Request for Attorneys Fees Does Not Create Subject Matter Jurisdiction

Sony Electronics v. Soundview Technologies (D. Conn. 2005) [pdf]

The district court granted summary judgment of non-infringement to the alleged infringers, and that decision was affirmed at the Federal Circuit.  Now Soundview, the patentee, has moved to dismiss all pending counterclaims because the patent has expired and, in light of the summary judgment, the remaining counterclaims are moot.

One defendant, however, argued that its declaratory judgment counterclaim seeking a finding of inequitable conduct during reexamination is not moot because it is a basis for an award of attorneys fees under 35 U.S.C. § 285.
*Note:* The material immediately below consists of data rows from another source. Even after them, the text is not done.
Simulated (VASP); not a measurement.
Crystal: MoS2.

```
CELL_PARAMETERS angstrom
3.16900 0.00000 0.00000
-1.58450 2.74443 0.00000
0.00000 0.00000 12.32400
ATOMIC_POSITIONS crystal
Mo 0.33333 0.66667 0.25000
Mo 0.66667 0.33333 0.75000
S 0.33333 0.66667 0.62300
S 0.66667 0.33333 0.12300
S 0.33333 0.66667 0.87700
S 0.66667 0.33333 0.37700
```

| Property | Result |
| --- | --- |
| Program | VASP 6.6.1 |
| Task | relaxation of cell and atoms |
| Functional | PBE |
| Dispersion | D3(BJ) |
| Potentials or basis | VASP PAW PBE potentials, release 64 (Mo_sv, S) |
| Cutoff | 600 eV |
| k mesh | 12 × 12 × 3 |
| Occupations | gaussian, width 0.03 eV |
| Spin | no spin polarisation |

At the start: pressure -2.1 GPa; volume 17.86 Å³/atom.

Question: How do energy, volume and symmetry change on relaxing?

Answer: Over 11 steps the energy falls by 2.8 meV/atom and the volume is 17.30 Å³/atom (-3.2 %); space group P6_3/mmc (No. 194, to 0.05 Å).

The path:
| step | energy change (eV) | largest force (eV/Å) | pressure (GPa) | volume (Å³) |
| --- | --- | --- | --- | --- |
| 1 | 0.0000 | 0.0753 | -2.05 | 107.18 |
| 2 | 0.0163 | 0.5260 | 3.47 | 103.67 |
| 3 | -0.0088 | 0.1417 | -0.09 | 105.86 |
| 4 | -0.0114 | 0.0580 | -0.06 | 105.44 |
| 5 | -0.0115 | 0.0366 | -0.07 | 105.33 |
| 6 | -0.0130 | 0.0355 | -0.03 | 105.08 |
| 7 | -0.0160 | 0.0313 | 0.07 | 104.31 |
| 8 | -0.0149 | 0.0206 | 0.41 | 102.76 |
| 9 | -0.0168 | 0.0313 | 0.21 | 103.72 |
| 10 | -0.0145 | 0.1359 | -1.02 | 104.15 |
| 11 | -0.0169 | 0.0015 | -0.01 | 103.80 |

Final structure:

Connecticut District Court Judge Janet Bond Arterson determined that the counterclaim should be dismissed because there was no actual controversy remaining that would be sufficient to create subject matter jurisdiction:

Section 285 . . . is not an independent basis for jurisdiction, providing only that "the court in exceptional cases may award reasonable attorney fees to the prevailing party." Thus, Sharp is entitled to seek attorneys fees on the underlying litigation on which Sharp has prevailed, but cannot create more litigation that is otherwise moot merely to create an alternative basis for attorneys fees.

Case Dismissed.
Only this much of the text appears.